On 'National Ransom' it's clear were still held by Costello music.

LONDON, ENGLAND - JUNE 27: Elvis Costello performs during day 3 of the Hard Rock Calling festival held in Hyde Park on June 27, 2010 in London, England. (Photo by Gareth Cattermole/Getty Images)

Mr. Costello has come a long way from the British 'Pub Rock' scene and being 'the other Elvis'. For more than 3 decades and 30 albums Elvis Costello has brought hit after hit, even penning some great songs for others including his Canadian, jazz singing talent, wife Diana Krall. Now with his third album in as many years Elvis looks to hold our attention once more with 'National Ransom'.

This versatile, something for everyone album pays off too. The title track and main attraction 'National Ransom' starts off this album. The upbeat number sounds a lot like Costello's early work with his group The Attractions. From the first note Costello fans from the start will be brought in and felt welcome.

Producer T Bone Burnett has-as usual-been busy this year. The legendary producer gave Jakob Dylan a more country, American rooted edge for his acclaimed album 'Women & Country' this year and now he joins Costello again following last years 'Secret, Profane & Sugarcane'. On this album T Bone grows the British singer more American roots. Especially with the slow number 'Jimmie Standing in the Rain' which could be played in a down south bar. A far cry away from that 'pub rock' scene .

Liverpool's greatest musical export bar a fab four comes funky and deep with 'Stations Of The Cross' proving he's come a long way from Lime Street. Elvis Costello's distinct, diverse vocals have always allowed him to deviate between timeless, slow ballads ('She') and uptempo classics ('Pump It Up') and after adopting the vocal styling of his earlier work he returns to 'her' on 'A Slow Drag With Josephine' . A slow burner that really draws you in with each tote.

On 'Church Underground' that raw Costello attitude that made him so big in his youth is still apparent. As are his scathing, on point social commentaries with lyrics including, "Deflowered young and then ever since/She's tried to wash off his fingerprints/So every charlatan and prince/Was made to feel inferior". If that's too much to take then the following track 'You Hung The Moon' rises and lights up next to the most beautiful songs in Costello's deeper, more delightful discography.

Costello slows it down even further with the acoustic, sombre 'Bullets For The New-Born King' so we can really hear. Listening to a polite but potently powerful number. On 'Dr. Watson, I Presume' Elvis investigates and detects more of those bluegrass American roots but does he pull it off? No S*** Sherlock! As he turns up the tempo on 'The Spell That You Cast' Elvis furthers this notion with a magic, entrancing number showing that this Brit's North American adoption is no trick.

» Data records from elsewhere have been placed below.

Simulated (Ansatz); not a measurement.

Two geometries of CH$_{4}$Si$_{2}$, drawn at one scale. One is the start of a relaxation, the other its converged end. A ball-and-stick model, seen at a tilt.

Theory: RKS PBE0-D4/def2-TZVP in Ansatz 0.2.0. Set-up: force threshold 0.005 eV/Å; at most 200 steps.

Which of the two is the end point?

At 16 tracks long and with a bonus digital EP 'National Ransack' Costello's latest output is rich. Still, however his versatile, diverse album does not leave him a poor man. Elvis Costello has often gone out his comfort zone to walk through different genres but he's always wore the right shoes. Even this album is more different than the rest but still because of it's diversity and realised range it's still classic Costello. TIM DAVID HARVEY.